Kern River divides city and agency

By LOIS HENRY, Californian columnist, lhenry@bakersfield.com

http://www.bakersfield.com/special-sections/take-our-river-back/2010/05/06/lois-henry-river-divides-agency-city.html

Kern County Water Agency offices in Bakersfield.
Kern County Water Agency offices in Bakersfield.

It could not be more clear that putting water in the Kern River was one of the goals of a series of projects proposed by the Kern County Water Agency back in 2000.

The very title of the document used to apply for $23 million in state bond money was “Kern River Restoration and Water Supply Program.”

Paragraphs like this were rife throughout the document:

“The project plans to assure through acquisition of the Lower Right and by annual water exchanges with local water districts having other Kern River Water rights, that the heart of the City of Bakersfield (from Manor Street downstream to Allen Road) will enjoy a 12 mile stretch of re-watered Kern River, at least from May through September.”

It worked. The Agency got its $23 million in taxpayer money, bought the Lower River (or Hacienda right) for $10 million from the Nickel family and built its facilities.

And that document that glowingly promised taxpayer money would help restore the river?

It’s been used over and over for the last 10 years as blanket environmental paperwork allowing Kern River water to be sold to support urban sprawl hundreds of miles away.

Meanwhile, the river remains dry.

Good deal for Kern

The Agency argues it has lived up to promises made in that 2000 document, a negative declaration.

And it has done a great deal to re-wet the river even though that was never the intent of the projects funded by the 2000 bond money, insisted General Manager Jim Beck.

“We’ve consistently demonstrated a willingness toward restoring the river as related to the Kern River Parkway plan and I feel the Agency has complied with the spirit of that negative declaration,” he said.

The Parkway plan was a collaborative agreement that put water from the Agency and the city in the river during summer. The water was already destined for river flows, the agreement simply moved it to summertime.

But the Agency pulled out of the Parkway agreement, which it heralded in the 2000 document as “landmark,” a few years after getting the bond money.

And wells that were funded with $3 million of that $23 million and were intended to put water in the river during dry years have never been used. The Agency said the city was supposed to foot the operating bill, even though the 2000 document states that in dry years, “KCWA pumps the Urban wells.” The city has said operating the wells was too expensive.

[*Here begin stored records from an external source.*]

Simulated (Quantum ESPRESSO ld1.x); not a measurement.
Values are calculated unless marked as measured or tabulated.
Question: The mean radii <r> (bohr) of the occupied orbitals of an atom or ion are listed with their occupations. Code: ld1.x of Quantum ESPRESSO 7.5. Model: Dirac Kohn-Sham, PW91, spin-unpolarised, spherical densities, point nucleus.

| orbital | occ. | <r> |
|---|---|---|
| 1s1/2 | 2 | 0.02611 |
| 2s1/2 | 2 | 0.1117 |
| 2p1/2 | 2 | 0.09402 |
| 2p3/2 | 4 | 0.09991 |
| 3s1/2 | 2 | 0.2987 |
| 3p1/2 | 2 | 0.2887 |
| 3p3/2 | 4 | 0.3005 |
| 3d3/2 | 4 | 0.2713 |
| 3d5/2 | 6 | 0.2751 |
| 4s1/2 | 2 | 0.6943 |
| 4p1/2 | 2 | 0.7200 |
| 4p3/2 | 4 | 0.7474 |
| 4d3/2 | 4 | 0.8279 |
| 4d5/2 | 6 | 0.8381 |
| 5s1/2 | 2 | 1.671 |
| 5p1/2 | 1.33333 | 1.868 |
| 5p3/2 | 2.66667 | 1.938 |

Beck said the Agency had to pull out of the Parkway agreement because water purveyors, including the city, demanded more treated water, which meant the agency had to expand its plant and pull water from other sources like the river.

“We had no choice in that matter.”

Yes, the city and others asked for more treated water which required expansion of the plant. It should be finished later this year.

The Agency, however, yanked its water from the Parkway agreement in 2006.

A curious stance

While this could all be considered water long gone under the bridge, it does serve as a curious backdrop to an even more curious stance by the Agency against the city’s latest quest to get water in the river.

About 50,000 acre feet a year of Kern River rights were deemed forfeit by an upstream water district. The city has applied to the State Water Resources Control Board for that water.

Four other agricultural water districts — including the Agency — also applied for it.

Only the city has promised to run the water down the river.

If the city gets it, that would actually help the Agency live up to promises made in its 2000 document as well as those made back in the 1970s to run excess water down the river to recharge groundwater in exchange for charging the public well and property taxes for its water treatment operation.

Yet the Agency has joined the other ag districts against the city, filing joint petitions to try and keep the state out of the Kern River and even having their attorneys work together at hearings.

Beck didn’t see it that way.

“We’re not fighting against the city,” he said. “The actions we’ve taken are to ensure we have a say in defending our rights to the Kern River Water we’ve acquired. Our decision to file a petition with the state was defensive.”

That has proved prudent, he said, as the state board found there is loose water on the river based on flood waters that escape to the California Aqueduct.

“That is of grave concern to the Agency,” he said because the Agency’s river rights, purchased from the Nickel family in 2000, are based on high flow years.

The Agency did not apply for that water, however. Its petition and application focus only on the 50,000 acre feet of forfeiture water, not flood water.

The Agency has estimated the forfeiture water may yield up to 2.279 million acre feet a year. In its application, it said it would store some of the water and use the rest for irrigation and unspecified municipal uses.

That’s a heck of a lot of water.

Not enough, apparently, to spare for the river.